The Union Cabinet on Wednesday approved promulgation of an ordinance to amend the Banking Regulation Act to speed up recovery of bad loans.

The move comes after clarion calls from lenders who have been jostling with stressed assets mounting to about Rs 10 lakh crore, or close to 7% of India’s GDP, as of December-end.

Of the total stressed assets in the banking system, public sector banks are saddled with non-performing assets of Rs 6 lakh crore. The rest of the bad loans have been restructured by lenders.

The amendment in the banking law will enable the setting up of a committee to oversee companies that have been the biggest defaulters of loans.

Finance minister Arun Jaitley, briefing the media after the Cabinet meet chaired by Prime Minister Narendra Modi, said an important decision had been taken related to the banking sector, but details could be made public only after the President’s approval of the proposal.

“There is a convention that when some proposal is referred to the President, details of it cannot be disclosed till it is approved. As soon as approval comes, details will be shared,” he said.

In the Budget session, minister of state for finance Santosh Kumar Gangwar had told lawmakers in Parliament that the total stressed assets (gross non-performing assets and restructured standard advances) of commercial banks stood at Rs 9.64 lakh crore as on December 31, 2016. The NPAs have increased over the years due to economic slowdown and wilful defaults by companies.
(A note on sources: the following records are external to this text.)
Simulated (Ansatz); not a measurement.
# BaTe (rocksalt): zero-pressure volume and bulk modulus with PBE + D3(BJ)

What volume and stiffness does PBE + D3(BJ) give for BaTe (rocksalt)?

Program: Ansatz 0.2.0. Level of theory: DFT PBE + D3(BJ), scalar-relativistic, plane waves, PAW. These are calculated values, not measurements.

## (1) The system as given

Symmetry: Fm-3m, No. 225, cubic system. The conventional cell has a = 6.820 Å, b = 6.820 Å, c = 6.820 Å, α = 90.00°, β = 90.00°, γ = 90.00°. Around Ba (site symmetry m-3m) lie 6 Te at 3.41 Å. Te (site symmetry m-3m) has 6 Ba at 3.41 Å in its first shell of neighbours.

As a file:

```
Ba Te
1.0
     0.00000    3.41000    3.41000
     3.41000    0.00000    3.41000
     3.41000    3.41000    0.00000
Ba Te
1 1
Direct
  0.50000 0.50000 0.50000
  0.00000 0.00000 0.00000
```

The Reserve Bank of India (RBI) has provided a number of resolution tools such as corporate debt restructuring, formation of joint lenders’ forum, including rectification, restructuring and recovery, flexible structuring for long-term project loans to infrastructure and core industries (5/25 Scheme), strategic debt restructuring scheme and sustainable structuring of stressed assets (S4A) to check the menace of NPAs.

The finance ministry and the RBI are drawing up plans to deal with top defaulters.